20th January – Sea Day 3 of 4
Had quite a busy day today, for a sea day. Started with fruit and Sudoku, as usual, on the open deck, in the shade – where it was 82 degrees again, although the sky was more cloudy, and it was much more breezy, so the sun did not feel quite so fierce. So I imagine people will be quite lobster-hued by dinner, as people are nothing if not gullible about cloud and wind entailing a weaker UV factor; of course, neither do any such thing.
After some lunch, the music got stupidly loud, so I moved to the other pool, which was much quieter. Finished my first painting – a postcard that John challenged me to do. Not sure how happy I am with the result. May have another go tomorrow.

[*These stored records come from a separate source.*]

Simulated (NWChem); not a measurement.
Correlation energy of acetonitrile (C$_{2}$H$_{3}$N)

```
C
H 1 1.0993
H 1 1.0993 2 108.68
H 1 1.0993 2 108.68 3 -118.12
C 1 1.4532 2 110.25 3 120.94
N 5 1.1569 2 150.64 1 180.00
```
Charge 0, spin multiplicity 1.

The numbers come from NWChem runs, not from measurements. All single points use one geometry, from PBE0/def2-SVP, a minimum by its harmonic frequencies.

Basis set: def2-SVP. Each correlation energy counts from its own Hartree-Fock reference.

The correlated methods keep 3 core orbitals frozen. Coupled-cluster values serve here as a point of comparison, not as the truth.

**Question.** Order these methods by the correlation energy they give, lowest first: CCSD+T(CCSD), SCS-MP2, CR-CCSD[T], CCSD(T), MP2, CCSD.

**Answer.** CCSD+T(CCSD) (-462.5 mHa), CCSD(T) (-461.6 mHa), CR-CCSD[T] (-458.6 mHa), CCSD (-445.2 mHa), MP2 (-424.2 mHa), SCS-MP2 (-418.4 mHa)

Mum and dad went to the Crossing the Line party as their quiz partners were participating – every ship in the world that crosses the Equator has to ask permission from Neptune to do so. Every time you cross. This is usually an excuse for dowsing the newest crew members in water with varying degrees of added humiliation tagged on where possible. On P&O ships, it takes place at one of the pools.
I also went for a swim (in the other pool (ironically named the Neptune Pool, as opposed to the Aquarius we normally frequent)). Only managed six lengths. It’s quite exhausting swimming against the flow of the water, which follows the movement of the ship. The current is surprisingly strong. An hour later, I am still deaf in one ear, which is full of water.
Had a lovely long chat with Keith. He tootles around the ship on a little mobility scooter and we’ve chatted to him before. Turns out, he left home without his wallet. No credit cards, no cash, nothing. He has had to make a bank transfer to pay P&O for his onboard expenses. He was worrying about what he will do when he gets to Sydney. I suggested he ask Reception to cash a cheque (he managed to pack that, at least). Or ask his brother-in-law to post his wallet out to meet him in Oz. He will consider both options, neither of which had occurred to him. I suppose in the heat of finding myself on the opposite side of the world to my wallet, I would not find it easy to think too clearly either.